Sunday 9 March 2008

The Blizzard in the West



Last year I treated myself to a CD-ROM of this title. It is the "Record and Story of the Disastrous Storm which raged throughout Devon and Cornwall and West Somerset on the night of March 9th, 1891." That's exactly 107 years ago. My Devon ancestors lived through it. One of them, the brother of my g.g. grandfather, still living in Hennock, wrote of it to his children in New Zealand, saying that there was still some snow left unmelted some 6 or 7 weeks on. The Dartmoor writer Eden Philpotts, described it graphically in his novel The American Prisoner (published in 1904).



I think that if you had lived through it, the memory would have stayed with you forever, for “…no such storm had visited the West of England within remembrance.” The Times, March 1891.





Between the 9th and 13th March 1891, Cornwall and Devon were almost entirely cut off from the rest of Britain by a storm of such terrible ferocity that more than 200 people and 6,000 animals perished. Violent gales brought down trees, temperatures plummeted below zero and snow drifted in places up to 15 feet high. This meant that ships foundered on rocks and roads became impassable and trains found themselves snowbound in the middle of nowhere. Unable to face the blizzard, ships ran to safety in Falmouth harbour. However, not all of them made it."




One ship putting into Falmouth harbour, the Bay of Panama, foundered outside the harbour, where the decision had mistakenly been made to heave to in worsening visibility. A combination of terrific winds, crashing waves and poor visibility swept crew (including the Captain and his wife) overboard and the Mate ordered the remaining crew to climb up the rigging. They were found the next day either frozen corpses or barely cling to life. Only 17 of the 40 crew survived.

Meanwhile on land, two feet of snow fell - four feet on the higher ground of Dartmoor. Hurricane-force winds piled it into drifts 15 feet deep and 6,000 sheep perished. A total of 14 trains were stranded on their journeys, and the Princetown train ploughed into a drift on the line near Horsford Farm and the driver and 6 passengers were stranded for 3 days, being rescued on 11th March, but the train could not be moved before the 19th!. During this blizzard, which lasted 36 hours, 220 people died, mostly crew at sea where 65 vessels were lost in the English and Bristol channels.
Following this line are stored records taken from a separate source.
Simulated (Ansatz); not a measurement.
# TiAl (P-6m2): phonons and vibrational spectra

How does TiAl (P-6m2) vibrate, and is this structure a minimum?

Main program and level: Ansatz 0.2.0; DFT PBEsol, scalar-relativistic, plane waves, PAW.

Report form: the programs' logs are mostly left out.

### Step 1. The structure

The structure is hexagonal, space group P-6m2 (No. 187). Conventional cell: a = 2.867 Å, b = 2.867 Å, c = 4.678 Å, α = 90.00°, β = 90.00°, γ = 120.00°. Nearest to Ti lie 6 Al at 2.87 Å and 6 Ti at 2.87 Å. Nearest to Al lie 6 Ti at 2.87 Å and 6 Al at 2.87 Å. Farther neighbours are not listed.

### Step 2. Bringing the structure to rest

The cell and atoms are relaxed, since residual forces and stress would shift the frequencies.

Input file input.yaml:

That makes the winter of 1962/3, which I remember vividly, seem like a picnic!





Now for the strangest of strange coincidences. Earlier in the week, never having heard of one before, I discovered that you can have Moonbows. In researching this blog entry, I turned to Eden Phillipotts, a Dartmoor author who my dad told me REALLY knew the moor and described it so well (my dad grew up at the edge of Dartmoor and used to cycle 100 miles in a day all over the moor in his teens). I opened "Eden Phillpotts On Dartmoor" and it fell open at a page on his novel The Whirlwind, and this passage met my eye:

"Through the wild weather they passed, presently breasted White Hill, and bent to the tremendous stroke of the wind. Fierce, thin rain drove across the semi-darkness, and where a rack of cloud was torn wildly into tatters, the hunter's moon seemed to plough and plunge upon her way through the stormy seas of the sky . . . Then a wonderful spectacle appeared above them in the firmament.

From the depth of the northern heavens there sprang an immense halo of colourless light, where the moon shone upon un-numbered particles of flying rain. Wan, yet luminous, flung with one perfect sweep upon the storm, it endured - the only peaceful thing in that wild world of tumultuous cloud and clamouring wind. The arch of the lunar rainbow threw its solem and radiant span across the whole earth from west to east. It framed all Dartmoor, and one shining foot seemed to sink upon the Severn Sea, while the other marked the places of the dawn."

Thanks dad . . .






1 comment:

nancy said...

What a beautiful descriptive passage that last is. I'll have to ask the captain about that blizzard. It may well be right up there with record maritime events, many of which he is familiar with.